Implement minimum window substring with counts
Company: DoorDash
Role: Data Scientist
Category: Coding & Algorithms
Difficulty: medium
Interview Round: Technical Screen
Implement a function min_window_with_counts(s: str, t: str) -> tuple[int,int] that returns the (start_index, end_index) of the shortest substring of s containing all characters in t with at least their required multiplicities. Constraints and rules:
- ASCII strings; case-sensitive; indices are 0-based; return (-1, -1) if no window exists.
- The window cannot skip characters; whitespace and punctuation in s count as normal characters.
- If multiple windows have the same minimal length, return the one with the smallest start index; if still tied, the one with the smallest end index.
- Time complexity must be O(n) and space O(Σ) using a sliding window and frequency maps; do not sort or use nested scans over s.
- You must handle large inputs (len(s) up to 2e6) without quadratic behavior.
Provide at least 3 test cases, including:
1) s = "ADOBECODEBANC", t = "ABC" -> expected (9, 12) for "BANC".

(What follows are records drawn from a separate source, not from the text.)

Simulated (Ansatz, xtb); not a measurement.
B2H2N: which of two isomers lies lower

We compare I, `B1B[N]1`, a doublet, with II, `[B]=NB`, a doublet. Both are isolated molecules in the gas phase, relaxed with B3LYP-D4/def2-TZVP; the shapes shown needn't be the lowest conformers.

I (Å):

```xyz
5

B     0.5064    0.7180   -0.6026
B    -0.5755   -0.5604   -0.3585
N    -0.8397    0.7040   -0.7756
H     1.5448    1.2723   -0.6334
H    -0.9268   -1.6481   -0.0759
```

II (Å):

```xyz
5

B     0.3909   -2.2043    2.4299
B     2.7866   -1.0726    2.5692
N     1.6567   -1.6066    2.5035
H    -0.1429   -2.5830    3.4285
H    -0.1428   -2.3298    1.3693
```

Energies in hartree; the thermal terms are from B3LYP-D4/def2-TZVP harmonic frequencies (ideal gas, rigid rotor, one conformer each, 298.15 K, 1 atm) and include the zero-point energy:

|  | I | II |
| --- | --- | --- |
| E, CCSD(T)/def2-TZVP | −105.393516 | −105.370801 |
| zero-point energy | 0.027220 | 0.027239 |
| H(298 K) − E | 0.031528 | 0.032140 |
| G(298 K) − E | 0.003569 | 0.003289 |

2) s = "aAaBbBc", t = "Aab" -> expected (0, 3) for "aAaB" (meets counts: A×2, a×1, b×1) or any equally minimal valid window following tie-breaking.
3) s = "xyzzzy", t = "zz" -> expected (2, 3). Explain how your code maintains counts and a satisfied counter.
Quick Answer: This question evaluates understanding of sliding-window algorithms, frequency/count maps, handling character multiplicities and case sensitivity in string processing, along with attention to tie-breaking by indices and linear-time/space constraints.
Implement `min_window_with_counts(s, t)` that returns the inclusive `(start_index, end_index)` of the shortest contiguous substring of `s` that contains every character of `t` with at least its required multiplicity.
Rules:
- ASCII strings; matching is case-sensitive ('b' != 'B'); indices are 0-based.
- The window is contiguous (you cannot skip characters); whitespace and punctuation count as normal characters.
- If `t` has repeated characters (e.g. "AABC"), the window must contain at least that many of each.
- Return `(-1, -1)` if no valid window exists, or if `t` is empty.
- If several windows share the minimal length, return the one with the smallest start index; if still tied, the smallest end index. (With a standard sliding window the first minimal window encountered already satisfies this.)
- Must run in O(n) time and O(Σ) space using a sliding window with frequency maps and a satisfied counter; no sorting, no nested scans over `s`. Inputs can be large (len(s) up to 2e6).
Examples:
1. s = "ADOBECODEBANC", t = "ABC" -> (9, 12) (substring "BANC").
2. s = "aAaBbBc", t = "Aab" -> (1, 4) (substring "AaBb"; the lowercase 'b' rules out the (0,3) window).
3. s = "xyzzzy", t = "zz" -> (2, 3) (substring "zz").
Constraints
- ASCII strings; matching is case-sensitive.
- 0-based, inclusive indices.
- Return (-1, -1) if no valid window exists or t is empty.
- len(s) can be up to 2e6 - must be O(n), no sorting or nested scans over s.
- Repeated characters in t require that many occurrences in the window.
- On a tie in length, prefer the smallest start index, then smallest end index.
Examples
Input: ("ADOBECODEBANC", "ABC")
Expected Output: (9, 12)
Explanation: The shortest window containing A, B and C is "BANC" at indices 9..12.
Input: ("aAaBbBc", "Aab")
Expected Output: (1, 4)
Explanation: Case-sensitive: need A x1, a x1, b x1. "AaBb" (indices 1..4) is the shortest window with all three; the (0,3) window "aAaB" lacks lowercase 'b'.
Input: ("xyzzzy", "zz")
Expected Output: (2, 3)
Explanation: need z x2. The first two z's form the shortest window at indices 2..3.
Input: ("abc", "d")
Expected Output: (-1, -1)
Explanation: 'd' never appears in s, so no window exists.
Input: ("", "a")
Expected Output: (-1, -1)
Explanation: Empty source string has no window.
Input: ("a", "a")
Expected Output: (0, 0)
Explanation: Single matching character is a window of length 1.
Input: ("aa", "aa")
Expected Output: (0, 1)
Explanation: need a x2; the whole string is the only window meeting the multiplicity.
Input: ("bba", "ab")
Expected Output: (1, 2)
Explanation: need a x1, b x1. "ba" at indices 1..2 is shorter than "bba" and is the first minimal window.
Hints
- Build a need map of required counts from t and let required = number of distinct chars in t.
- Expand a right pointer over s. Only track characters that appear in t; increment a satisfied counter `have` exactly when window[c] first reaches need[c].
- When have == required the window is valid; shrink from the left, recording the shortest window, and decrement `have` only when removing a char drops window[c] below need[c].